VLSI engineers have figured out some important rules for adding signal boosters to make sure the signals stay strong. They've noticed that these boosters need to be a certain size, but their speed can change depending on how much work they have to do. To deal with this, they came up with the idea of "delay tables." These tables are like charts that show how fast the boosters work based on the signal's starting speed and how much work they need to handle. These charts help plan how the design should work.
In order to avoid large skew between endpoints of a clock treE:

Buffers on the same level must have same capacitive load to ensure same timing delay or latency on the same level.
Buffers on the same level must also be the same size (different buffer sizes -> different W/L ratio -> different resistance -> different RC constant -> different delay)

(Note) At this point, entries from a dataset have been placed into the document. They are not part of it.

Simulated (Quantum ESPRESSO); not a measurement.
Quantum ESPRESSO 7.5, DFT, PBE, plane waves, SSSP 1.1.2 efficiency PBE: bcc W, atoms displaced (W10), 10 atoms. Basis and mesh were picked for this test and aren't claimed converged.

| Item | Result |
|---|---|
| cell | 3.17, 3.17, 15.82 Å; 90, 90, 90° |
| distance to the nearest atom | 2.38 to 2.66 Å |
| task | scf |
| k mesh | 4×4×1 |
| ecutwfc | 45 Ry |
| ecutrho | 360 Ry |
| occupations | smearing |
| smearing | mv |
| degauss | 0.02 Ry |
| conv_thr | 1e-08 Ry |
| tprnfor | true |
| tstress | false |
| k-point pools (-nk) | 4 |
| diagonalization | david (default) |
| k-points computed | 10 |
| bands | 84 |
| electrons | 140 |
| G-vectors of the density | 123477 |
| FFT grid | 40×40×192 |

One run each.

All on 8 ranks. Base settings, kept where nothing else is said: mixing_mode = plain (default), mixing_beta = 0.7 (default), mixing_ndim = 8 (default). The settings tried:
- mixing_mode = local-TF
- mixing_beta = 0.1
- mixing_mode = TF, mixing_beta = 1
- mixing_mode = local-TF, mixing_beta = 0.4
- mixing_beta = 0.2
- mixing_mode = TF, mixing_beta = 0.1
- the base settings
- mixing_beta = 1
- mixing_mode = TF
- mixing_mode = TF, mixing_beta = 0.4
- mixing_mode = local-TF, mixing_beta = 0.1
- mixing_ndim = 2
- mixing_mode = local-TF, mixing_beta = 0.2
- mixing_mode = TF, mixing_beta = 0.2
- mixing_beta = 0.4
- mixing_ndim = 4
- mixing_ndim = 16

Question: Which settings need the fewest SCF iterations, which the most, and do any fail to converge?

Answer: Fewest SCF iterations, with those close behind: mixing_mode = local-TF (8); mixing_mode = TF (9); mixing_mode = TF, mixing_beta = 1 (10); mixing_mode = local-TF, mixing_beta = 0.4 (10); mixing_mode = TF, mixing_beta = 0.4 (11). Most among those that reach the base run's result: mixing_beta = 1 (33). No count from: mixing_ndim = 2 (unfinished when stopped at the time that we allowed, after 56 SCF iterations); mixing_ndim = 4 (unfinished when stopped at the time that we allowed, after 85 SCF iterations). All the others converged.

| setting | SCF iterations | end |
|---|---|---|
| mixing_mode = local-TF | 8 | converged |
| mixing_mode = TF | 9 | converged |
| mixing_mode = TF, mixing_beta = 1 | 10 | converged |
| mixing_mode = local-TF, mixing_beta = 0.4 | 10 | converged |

Buffers at various levels may have varying sizes and capacitive loads. However, if buffers at the same level share the same size and load, the total delay for each path in the clock tree will remain consistent, keeping the skew at zero. This implies that different levels will exhibit differences in input transitions and output capacitive loads, leading to varying delays.
Delay tables, which are contained within the liberty file, are employed to record the timing characteristics of each cell. The primary determinant of delay is the output slew, which, in turn, is influenced by both the capacitive load and the input slew. The input slew, on the other hand, is determined by the output capacitance load and input slew of the preceding buffer, and it possesses its transition delay table.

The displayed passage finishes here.